Italy - A jailed Mafia hitman linked Italian Prime Minister Silvio Berlusconi to the Cosa Nostra on Friday, telling a court that a godfather convicted for a 1993 bombing campaign had boasted of his links to the media mogul.

Berlusconi says biased courts are making false charges to bring down the 19-month-old government -- his third since 1994 -- and attack his Mediaset business empire.

Stripped of immunity from prosecution, the prime minister faced legal difficulties on two fronts on Friday, with an ally appealing against conviction on Mafia charges and an unrelated corruption case where he is accused of bribing a British lawyer.

Mafia pentito, or mobster-turned-witness, Gaspare Spatuzza told a court in Turin that a Mafia clan leader later jailed for the attacks had named Berlusconi, who had not entered politics at the time, in connection with the bombings.

He recounted a meeting with clan boss Giuseppe Graviano -- later given multiple life sentences along with his brother for the bombings in Rome, Milan and Florence -- in a cafe on Rome's Via Veneto early 1994, after the deadly bombing campaign.

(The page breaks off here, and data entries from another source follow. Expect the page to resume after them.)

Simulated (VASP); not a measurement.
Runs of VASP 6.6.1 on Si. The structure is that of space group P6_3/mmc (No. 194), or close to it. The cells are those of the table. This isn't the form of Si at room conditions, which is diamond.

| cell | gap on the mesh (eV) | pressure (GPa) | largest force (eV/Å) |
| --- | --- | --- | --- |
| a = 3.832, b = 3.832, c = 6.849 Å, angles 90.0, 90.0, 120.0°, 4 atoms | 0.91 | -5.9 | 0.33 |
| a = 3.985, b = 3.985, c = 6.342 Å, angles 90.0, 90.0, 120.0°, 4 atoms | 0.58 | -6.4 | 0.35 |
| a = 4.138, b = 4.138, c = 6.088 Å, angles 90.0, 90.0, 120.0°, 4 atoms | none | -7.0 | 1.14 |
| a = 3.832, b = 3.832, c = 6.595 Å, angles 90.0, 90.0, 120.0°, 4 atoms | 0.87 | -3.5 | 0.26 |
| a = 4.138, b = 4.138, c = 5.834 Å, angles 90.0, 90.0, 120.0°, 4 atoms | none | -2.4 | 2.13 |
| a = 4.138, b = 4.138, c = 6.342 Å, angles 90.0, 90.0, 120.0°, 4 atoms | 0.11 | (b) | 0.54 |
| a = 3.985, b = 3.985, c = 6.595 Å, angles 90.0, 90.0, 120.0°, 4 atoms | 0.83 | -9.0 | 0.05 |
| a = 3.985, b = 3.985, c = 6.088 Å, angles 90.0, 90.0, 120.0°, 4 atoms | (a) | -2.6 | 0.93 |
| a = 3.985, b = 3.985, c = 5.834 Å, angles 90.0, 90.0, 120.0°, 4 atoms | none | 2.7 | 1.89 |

Graviano told me we had obtained everything, thanks to the seriousness of the people who'd helped with our affair ... he mentioned two names, he called Berlusconi 'the man from Channel 5', said Spatuzza, referring to a Mediaset television channel.

He quoted Graviano saying: We have everything thanks to the seriousness of these people, specifically Berlusconi.

Berlusconi is not formally linked to the case, part of an appeal by a political and business associate. He has dismissed earlier evidence from Spatuzza to prosecutors as unfounded.

Spatuzza was speaking in open court for the first time as part of an appeal by pro-Berlusconi senator Marcello Dell'Utri against his conviction for association with the Mafia. He spoke behind a screen in a maximum-security room packed with reporters.

MAFIA WANTS TO SINK PM

Dell'Utri, who is fighting against a nine-year jail term, said the mob was attempting to bring down Berlusconi.

The Mafia has an interest in sinking the Berlusconi government, which has been the most rigorous in fighting organised crime, Dell'Utri told reporters at the Turin court.

It's all false. And of course Berlusconi is completely calm about it too. He's more afraid of his wife than Spatuzza, joked Dell'Utri referring to Berlusconi's current divorce proceedings.

Berlusconi has threatened to sue newspapers that reported he was being investigated and that the mob had a stake in his business. A Florence court that has reopened a probe into the bomb attacks has said that Berlusconi is not being investigated.

The prime minister said last weekend: If there's a person who by nature, sensitivity, mentality, background, culture and political effort is very far from the Mafia, it is me.

His government boasts that it has been arresting Mafiosi at the rate of eight per day and has so far confiscated some 10,000 Mafia properties worth 5.3 billion euros ($7.9 billion).

CORRUPTION CASE

A Milan court trying Berlusconi in an unrelated case for bribing British lawyer David Mills with $600,000 in 1997 to withhold evidence about his business conceded that his official duties were a legitimate reason to postpone the trial.

Berlusconi's lawyers argued he had to meet his cabinet and then open a new highway in southern Italy instead of attending Friday's first hearing in the case, where Mills has already been sentenced to 4-1/2 years in prison, pending an appeal.

Berlusconi later changed his plans and did not attend the highway opening but remained in Rome.

Berlusconi's trial for corruption in the Mills case had been suspended thanks to an immunity law he passed. But this was then ruled unconstitutional, letting two pending trials resume.

In another trial, for tax fraud and false accounting in the acquisition of media rights by Mediaset, prosecutors say the company paid an inflated price to offshore firms controlled by Berlusconi.

The prime minister says he is confident of acquittal in both these cases but would remain in power even if convicted. He says he wants to be present in court but that official commitments prevent him from attending until January next year.

If delayed too long, the charges will elapse under the statute of limitations, as happened in another case where his holding company was hit with 750 million euros in damages last month for bribing a judge, but criminal charges against him had expired.